I watched The Golden Compass early yesterday morning, and found myself enjoying it.  By the end of the day, I couldn’t figure out why.  In fact, as I started thinking about it more, I found myself disliking it.  And I had told people that I thought it was good.  I didn’t give it a glowing, resounding “yes” but I was on the movie’s side.

Perhaps seeing something that wasn’t ultra-slumming like Eragon or The Seeker, two hastily-made fantasy adaptations trying to cash in on The Lord of the Rings, Chronicles of Narnia, and Harry Potter craze was what drew me in.  But I forgave its sloppily-told story, and I usually never do that.

In Compass, Lyra Belacqua (Dakota Blue Richards) lives at Jordan College in Oxford, where she is essentially orphaned.  All humans are born with a daemon at their side, and they can change their form until adulthood.  Her uncle, Lord Asriel (Daniel Craig), travels the world seeking knowledge and drops in on her occasionally.  On this day, he’s about to drop a bomb on the Magesterium, a ruling power not unlike a church, by showing them evidence that the oldest particle in the universe, Dust, travels through the sky through a human’s daemon and into the human himself, which opens up possibilities that threaten the Magesterium’s teachings.
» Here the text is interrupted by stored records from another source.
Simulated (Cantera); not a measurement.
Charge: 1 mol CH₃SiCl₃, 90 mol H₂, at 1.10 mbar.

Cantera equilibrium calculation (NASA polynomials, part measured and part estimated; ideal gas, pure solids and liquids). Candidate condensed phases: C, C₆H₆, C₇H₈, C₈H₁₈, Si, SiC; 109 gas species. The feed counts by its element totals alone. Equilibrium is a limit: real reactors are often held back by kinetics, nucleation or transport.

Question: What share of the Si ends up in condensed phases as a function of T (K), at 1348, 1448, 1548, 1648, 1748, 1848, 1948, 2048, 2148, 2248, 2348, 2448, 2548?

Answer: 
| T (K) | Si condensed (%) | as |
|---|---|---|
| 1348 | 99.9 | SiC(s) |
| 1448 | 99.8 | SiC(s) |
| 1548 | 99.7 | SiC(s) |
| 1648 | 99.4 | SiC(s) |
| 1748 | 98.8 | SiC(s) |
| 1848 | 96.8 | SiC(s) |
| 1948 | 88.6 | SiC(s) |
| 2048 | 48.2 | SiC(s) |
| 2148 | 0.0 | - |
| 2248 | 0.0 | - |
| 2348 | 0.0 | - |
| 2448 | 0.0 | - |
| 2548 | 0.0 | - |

Asriel goes to find more knowledge, but the Magesterium has already put programs into place to stop this turning tide.  One is kidnapping children and putting them through a brainwashing exercise to ensure that the next generation of adults don’t start thinking for themselves.  Marisa Coulter (Nicole Kidman) is one of the officers of this program, and she takes Lyra, with the college master’s (Jack Shepherd) permission under the guise of her being able to visit her uncle.  Before she goes, the Master gives her an alethiometer, a compass that only she can read which “tells the truth.”

Lyra has some sort of witch’s prophecy about her, as almost all fantasy epics do, that she will be able to help win a war with her ability.  It’s not too long after she hangs out with Coulter and her evil monkey daemon that she becomes untrusting of her and escapes, being brought in by the Gyptians, the people of the sea.  From this point, Lyra joins forces with traveler Lee Scoresby (Sam Elliott) and the ice bear Iorek Byrnison (voiced by Ian McKellen), who owes her a debt after she helps him out with something.  The effort is to travel north and confront the kidnapping/brainwashing center, among other things.

So thinking on it some more, it ended up being better than Eragon or The Seeker, but far and away from being The Lord of the Rings.  Fantasies should have a sense of wonder, and this one misses out on that for the most part, trying to stumble its way through in under two hours, getting to this episode and that before its end.  I liked the movie’s “find the truth” spirit from the beginning, but it slowly loses that intrigue as it goes on.  It’s only slightly better than average, and that’s not exactly a ringing endorsement, but might be enough for some of the curious to watch it anyway.